Investigation of Involvement between Specific Brain Regions and Evaluation Criteria Elements in a Two-Selections Task.

It is essential to understand the neural mechanisms underlying human decision-making. Several studies using traditional analysis have attempted to explain the neural mechanisms associated with decision-making based on abstract rewards. However, brain-decoding research that utilizes the multivoxel pattern analysis (MVPA) method, especially research focusing on decision-making, remains limited. In brain analysis, decoding strategies for multivoxels are required for various decision-making evaluation criteria. This is because in daily life, the human decision-making process makes use of many evaluation criteria. In the present study, we investigated the representation of evaluation criterion categories in a decision-making process using functional magnetic resonance imaging and MVPA. Participants performed a decision-making task that involved choosing a smartphone by referring to four types of evaluation criteria. The regions of interest (ROIs) were the ventromedial prefrontal cortex (vmPFC), nucleus accumbens (NAcc), and insula. Each combination of the four evaluation criteria was analyzed based on a binary classification using MVPA. From the binary classification accuracy obtained from MVPA, the regions that reflected differences in the evaluation criteria among the ROIs were evaluated. The results of the binary classification in the vmPFC and NAcc indicated that these regions can express evaluation criteria in decision-making processes.

Brain Activity Associated with the Planning Process during the Long-Time Learning of the Tower of Hanoi (ToH) Task: A Pilot Study.

Planning and decision-making are critical managerial functions involving the brain's executive functions. However, little is known about the effect of cerebral activity during long-time learning while planning and decision-making. This study investigated the impact of planning and decision-making processes in long-time learning, focusing on a cerebral activity before and after learning. The methodology of this study involves the Tower of Hanoi (ToH) to investigate executive functions related to the learning process. Generally, ToH is used to measure baseline performance, learning rate, offline learning (following overnight retention), and transfer. However, this study performs experiments on long-time learning effects for ToH solving. The participants were involved in learning the task over seven weeks. Learning progress was evaluated based on improvement in performance and correlations with the learning curve. All participants showed a significant improvement in planning and decision-making over seven weeks of time duration. Brain activation results from fMRI showed a statistically significant decrease in the activation degree in the dorsolateral prefrontal cortex, parietal lobe, inferior frontal gyrus, and premotor cortex between before and after learning. Our pilot study showed that updating information and shifting issue rules were found in the frontal lobe. Through monitoring performance, we can describe the effect of long-time learning initiated at the frontal lobe and then convert it to a task execution function by analyzing the frontal lobe maps. This process can be observed by comparing the learning curve and the fMRI maps. It was also clear that the degree of activation tends to decrease with the number of tasks, such as through the mid-phase and the end-phase of training. The elucidation of this structure is closely related to decision-making in human behavior, where brain dynamics differ between "thinking and behavior" during complex thinking in the early stages of training and instantaneous "thinking and behavior" after sufficient training. Since this is related to human learning, elucidating these mechanisms will allow the construction of a brain function map model that can be used universally for all training tasks.

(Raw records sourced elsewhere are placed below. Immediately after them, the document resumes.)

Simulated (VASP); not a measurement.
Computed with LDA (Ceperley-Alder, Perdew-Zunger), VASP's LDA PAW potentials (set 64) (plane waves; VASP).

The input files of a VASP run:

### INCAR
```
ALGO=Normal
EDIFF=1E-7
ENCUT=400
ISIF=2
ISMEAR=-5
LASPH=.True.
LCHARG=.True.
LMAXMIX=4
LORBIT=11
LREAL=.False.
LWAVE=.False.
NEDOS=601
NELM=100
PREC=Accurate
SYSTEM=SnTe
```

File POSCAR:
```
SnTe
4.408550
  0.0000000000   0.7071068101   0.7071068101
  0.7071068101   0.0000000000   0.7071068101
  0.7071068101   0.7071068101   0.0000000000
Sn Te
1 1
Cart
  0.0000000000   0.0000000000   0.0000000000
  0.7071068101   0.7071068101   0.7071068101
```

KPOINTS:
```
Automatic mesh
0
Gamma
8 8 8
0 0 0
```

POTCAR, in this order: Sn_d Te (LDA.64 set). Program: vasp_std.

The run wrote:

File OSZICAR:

Automated and parallelized spike collision tests to identify spike signal projections.

The spike collision test is a highly reliable technique to identify the axonal projection of a neuron recorded electrophysiologically for investigating functional spike information among brain areas. It is potentially applicable to more neuronal projections by combining multi-channel recording with optogenetic stimulation. Yet, it remains inefficient and laborious because an experimenter must visually select spikes in every channel and manually repeat spike collision tests for each neuron serially. Here, we automated spike collision tests for all channels in parallel (Multi-Linc analysis) in a multi-channel real-time processing system. The rat cortical neurons identified with this technique displayed physiological spike features consistent with excitatory projection neurons. Their antidromic spikes were similar in shape but slightly larger in amplitude compared with spontaneous spikes. In addition, we demonstrated simultaneous identification of reciprocal or bifurcating projections among cortical areas. Thus, our Multi-Linc analysis will be a powerful approach to elucidate interareal spike communication.

Auditory Feedback Assists Post hoc Error Correction of Temporal Reproduction, and Perception of Self-Produced Time Intervals in Subsecond Range.

We examined whether auditory feedback assists the post hoc error correction of temporal reproduction, and the perception of self-produced time intervals in the subsecond and suprasecond ranges. Here, we employed a temporal reproduction task with a single motor response at a point in time with and without auditory feedback. This task limits participants to reducing errors by employing auditory feedback in a post hoc manner. Additionally, the participants were asked to judge the self-produced timing in this task. The results showed that, in the presence of auditory feedback, the participants exhibited smaller variability and bias in terms of temporal reproduction and the perception of self-produced time intervals in the subsecond range but not in the suprasecond range. Furthermore, in the presence of auditory feedback, the positive serial dependency of temporal reproduction, which is the tendency of reproduced intervals to be similar to those in adjacent trials, was reduced in the subsecond range but not in the suprasecond range. These results suggest that auditory feedback assists the post hoc error correction of temporal reproduction, and the perception of self-produced time intervals in the subsecond range.

Self-Produced Time Intervals Are Perceived as More Variable and/or Shorter Depending on Temporal Context in Subsecond and Suprasecond Ranges.

The processing of time intervals is fundamental for sensorimotor and cognitive functions. Perceptual and motor timing are often performed concurrently (e.g., playing a musical instrument). Although previous studies have shown the influence of body movements on time perception, how we perceive self-produced time intervals has remained unclear. Furthermore, it has been suggested that the timing mechanisms are distinct for the sub- and suprasecond ranges. Here, we compared perceptual performances for self-produced and passively presented time intervals in random contexts (i.e., multiple target intervals presented in a session) across the sub- and suprasecond ranges (Experiment 1) and within the sub- (Experiment 2) and suprasecond (Experiment 3) ranges, and in a constant context (i.e., a single target interval presented in a session) in the sub- and suprasecond ranges (Experiment 4). We show that self-produced time intervals were perceived as shorter and more variable across the sub- and suprasecond ranges and within the suprasecond range but not within the subsecond range in a random context. In a constant context, the self-produced time intervals were perceived as more variable in the suprasecond range but not in the subsecond range. The impairing effects indicate that motor timing interferes with perceptual timing. The dependence of impairment on temporal contexts suggests multiple timing mechanisms for the subsecond and suprasecond ranges. In addition, violation of the scalar property (i.e., a constant variability to target interval ratio) was observed between the sub- and suprasecond ranges. The violation was clearer for motor timing than for perceptual timing. This suggests that the multiple timing mechanisms for the sub- and suprasecond ranges overlap more for perception than for motor. Moreover, the central tendency effect (i.e., where shorter base intervals are overestimated and longer base intervals are underestimated) disappeared with motor timing within the subsecond range, suggesting multiple subsecond timing system for perception and motor.